This is an excerpt from a story I wrote last autumn. As you read this I will be on my second antelope hunt.
There has never been a deer emerging cautiously from the forest at last light that I did not love, nor a bull elk bugling in the night that I did not find beauty in. There has never been a bison, head buried deep in snow searching for long senescent grass, which I did not admire. I love them for their right to this land. I find beauty in their easy belonging. I admire them for their skill in surviving where I could not.
But I cannot think these things while staring down the barrel of a Weatherby .243 rifle pointed at a mature antelope buck. The buck is bedded with his harem of eight females in a shallow bowl scooped from a hillside in western Wyoming.
For the past three days, my boyfriend John and I have hunted these cracked sagebrush hills in search of the fastest land mammal in North America. We find many. A young male without a harem. A buck with a dozen does. Two males sparring for control of a group of females. But each time we approach they catch our scent or see movement from behind what little cover the landscape affords.
Although most hunters refer to them as antelope, they aren’t antelope at all. They are more accurately known as pronghorn (Antilocapra americana) and are the only surviving member of the family Antilocapridae. Pronghorn are relicts of the past when Pleistocene cheetahs and hyenas chased them across the American prairies more than 11,000 years ago. Today, no predator is fast enough for an adult pronghorn except a human with a gun.
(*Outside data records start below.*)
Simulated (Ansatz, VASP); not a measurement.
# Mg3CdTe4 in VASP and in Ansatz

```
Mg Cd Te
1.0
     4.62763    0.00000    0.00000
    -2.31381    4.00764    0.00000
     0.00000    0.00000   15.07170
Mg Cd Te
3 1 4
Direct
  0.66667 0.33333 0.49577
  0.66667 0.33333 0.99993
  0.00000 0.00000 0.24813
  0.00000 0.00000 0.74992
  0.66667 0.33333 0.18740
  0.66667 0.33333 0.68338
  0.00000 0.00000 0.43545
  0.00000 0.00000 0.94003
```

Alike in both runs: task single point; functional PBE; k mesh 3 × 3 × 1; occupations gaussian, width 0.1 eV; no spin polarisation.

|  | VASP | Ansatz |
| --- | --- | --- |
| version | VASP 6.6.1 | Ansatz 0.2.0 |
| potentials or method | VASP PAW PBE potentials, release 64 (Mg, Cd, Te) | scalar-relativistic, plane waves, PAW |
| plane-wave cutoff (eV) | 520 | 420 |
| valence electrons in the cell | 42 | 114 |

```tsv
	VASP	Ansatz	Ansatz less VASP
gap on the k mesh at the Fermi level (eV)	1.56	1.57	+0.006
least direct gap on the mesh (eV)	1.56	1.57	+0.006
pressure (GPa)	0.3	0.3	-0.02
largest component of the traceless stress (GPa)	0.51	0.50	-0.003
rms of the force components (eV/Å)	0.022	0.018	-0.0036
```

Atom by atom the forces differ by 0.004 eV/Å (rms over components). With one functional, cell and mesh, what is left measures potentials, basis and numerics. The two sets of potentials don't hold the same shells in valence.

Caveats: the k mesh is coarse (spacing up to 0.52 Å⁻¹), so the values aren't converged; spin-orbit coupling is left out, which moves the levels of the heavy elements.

John and I first spotted this group from a ridge to the east more than a mile away. We escaped their sharp eyes by dipping below the horizon, using the rolling hills for cover, then crawling through prickly pear cactus to the top of a small hill overlooking the bowl. They are grazing and alternately sniffing the air for danger. I rest the barrel of my rifle on the shooting sticks and train the crosshairs on the buck.
When I was a kid hunting was about as foreign to me as city living is to a rancher. I didn’t know any hunters and had little concept of the sport. I was never opposed to hunting, but I thought killing an animal was one of those things that I’d never be able to do myself despite the fact that I regularly ate meat from the grocery store.
But the more I learned about the food industry the less meat I bought until eventually I’d pick up a Styrofoam tray full of dismembered chicken wrapped in plastic and immediately think of their pathetic lives lived in a cramped windowless factory, piled on top of one another and defecating on the unfortunate ones below. It was too much so I quit eating meat altogether.
Then I moved to Montana. I had never met so many hunters. Almost every one bucked (pun intended) my idea of what hunters looked and acted like. They weren’t just old, grizzled men as I had pictured. They were women too and they weren’t old and grizzled. Many of them were conservationists who cared deeply about the animals they hunted. It was in Montana that I first heard of the North American Model of Conservation.
The model was designed by hunters who in the 1800s realized that the wholesale slaughter of wildlife in the west would soon drive elk, bison, bighorn sheep, bears and other wildlife to extinction. To preserve hunting opportunities for the future they set limits for themselves and began preserving important wildlife habitat.
Today, hunting license fees and taxes on ammunition and sporting arms are how the states obtain their funding for conservation, management, and research activities for game species and many non-game species as well. Hunters, it turns out, are pretty good conservationists.
Still, none of this means anything to me as I lay crouched behind a silver sagebrush shrub with the crosshairs of my gun trained on a small patch of fur just behind the buck’s shoulder.
One by one the does stand and the buck joins them. They begin making their way up the hillside. Soon they will be over the ridge and the hunt will be over, but before the buck disappears he pauses and turns broadside. He is in perfect position for a clean shot so I flip the gun safety off and rest my forefinger on the trigger. I inhale once then exhale slowly. At the end of my breath I hold what little air is left in my lungs to steady my hand.
It is a small thing this trigger behind my forefinger. One soft touch and a bullet will torpedo out of the stock at 3200 feet per second, pierce his thick hide, and explode into his lungs.
I hesitate. If I pull that trigger I will end this pronghorn’s life and that is no small thing.
A part of me is thrilled with the idea of hunting my own dinner. I need to know that the steak on my dinner plate did not come from a cow whose death lay hidden behind a slaughterhouse wall. Hunting is the only way to obtain truly free range, organic meat and creates a powerful connection to the animal that is missing when purchased in a store no matter how many “sustainable” labels appear on the packaging.
But the other part of me remembers how vulnerable pronghorn and other wildlife are to humans. And not just to those with guns. We build fences which block their ancient migration routes. We build towns in the middle of critical winter range. We expand these towns with subdivisions then name them after the animals that once lived there. After all this what right do I have to point a gun at a pronghorn?
The buck is motionless. All I have to do is pull the trigger. I think how beautiful this tawny and white pronghorn is standing in the afternoon sun. Delicate, yet strong and swift and I know then that I will not shoot this buck. He steps forward and disappears over the ridge.
John asks me if I want to follow them, but I decline. We begin our walk back to the jeep. The snow-capped Absarokas lie many miles to the north. Though it’s only October, winter has come to these mountains and they shine in the distance like rough-cut diamonds.